One version that bears some similarities to the novel is the TV miniseries with our (DS) friend Alec Newman, Luke Goss, and Julie Delpy. That strayed quite a bit, but followed the rough outline of the novel, as I recall, and the portrayal of the Being (creature, monster) was poignant as it should be, and the settings were cinematic and well-wrought. The closest version to the book, which isn't too great, but which actually sticks fairly close to the book in a very abbreviated format, is "Victor Frankenstein," also called "Terror of Frankenstein," a dubbed Swedish-Irish co-production as I recall, produced in 1977. As far as movies based on the book go, the third one I would include in my list of the best interpretations is the TV miniseries from the 1970s "Frankenstein: The True Story," which we have talked about here a couple of years ago. That one is good with settings and is an intelligently written and well-acted and produced version, though it differs quite a bit from Shelley especially with its concept of the creature being created beautiful, though that is Victor Frankenstein's intent in the novel but for some reason doesn't quite work out.

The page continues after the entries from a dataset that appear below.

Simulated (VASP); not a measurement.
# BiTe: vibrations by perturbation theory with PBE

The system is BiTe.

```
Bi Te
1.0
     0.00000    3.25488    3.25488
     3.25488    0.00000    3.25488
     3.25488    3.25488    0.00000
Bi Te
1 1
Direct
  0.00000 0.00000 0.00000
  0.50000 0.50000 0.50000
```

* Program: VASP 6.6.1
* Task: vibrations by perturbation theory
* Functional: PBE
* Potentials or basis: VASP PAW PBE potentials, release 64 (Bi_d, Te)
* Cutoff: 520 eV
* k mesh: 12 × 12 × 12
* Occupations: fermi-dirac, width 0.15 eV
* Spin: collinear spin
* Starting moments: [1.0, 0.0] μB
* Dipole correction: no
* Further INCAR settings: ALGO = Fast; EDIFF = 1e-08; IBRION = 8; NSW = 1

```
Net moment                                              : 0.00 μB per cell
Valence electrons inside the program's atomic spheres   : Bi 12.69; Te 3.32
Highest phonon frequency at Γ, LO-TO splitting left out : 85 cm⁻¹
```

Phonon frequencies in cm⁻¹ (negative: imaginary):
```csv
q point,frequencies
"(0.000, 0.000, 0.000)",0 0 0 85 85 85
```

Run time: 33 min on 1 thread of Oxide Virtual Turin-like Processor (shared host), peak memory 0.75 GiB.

It's interesting that you brought up Frankenstein at this time as I have been making a study of Mary Shelley as of late. That began with my reading some of the Romantics especially Percy Bysshe Shelley's poetry (I haven't yet read his two "juvenile" Gothic novels, little known), which in turn came about from my reading Scottish author George MacDonald's post-romantic fantasy "Phantastes" which is a compendium of Romantic tropes. One of the most remarkable commentaries I've read of the novel "Frankenstein" is an essay by Harold Bloom, which can be found as the Afterward to the Signet Classics edition of the novel, which simply took my breath away and wonder how it is that I never came across it in the past. Absolutely must reading to understand the depth of the novel!

Mary Shelley's other novels are considered "uneven" at best, but I was impressed with the beautiful images in her novella "Mathilda," which I had only vaguely heard of (the manuscript of which William Godwin, Mary's father and frequent editor, kept in his possession and basically blocked Mary from publishing), but my admiration for Mrs. Shelley's work has increased manifold times with my current reading of "The Last Man," which I purchased in about 1997 and recently retrieved from a storage box. I'm two-thirds of the way through and, despite the first third probably being a struggle for today's casual reader, it is worth it, worth it, as the novel builds on what has come before, gaining in power and . . . well, I'll have to finish it to find out. Mary Shelley seems to me somewhat overally intellectualizing as a novelist, something in the way that George Eliot is (my own description), but she is a thinking person's writer, and not for the casual light read.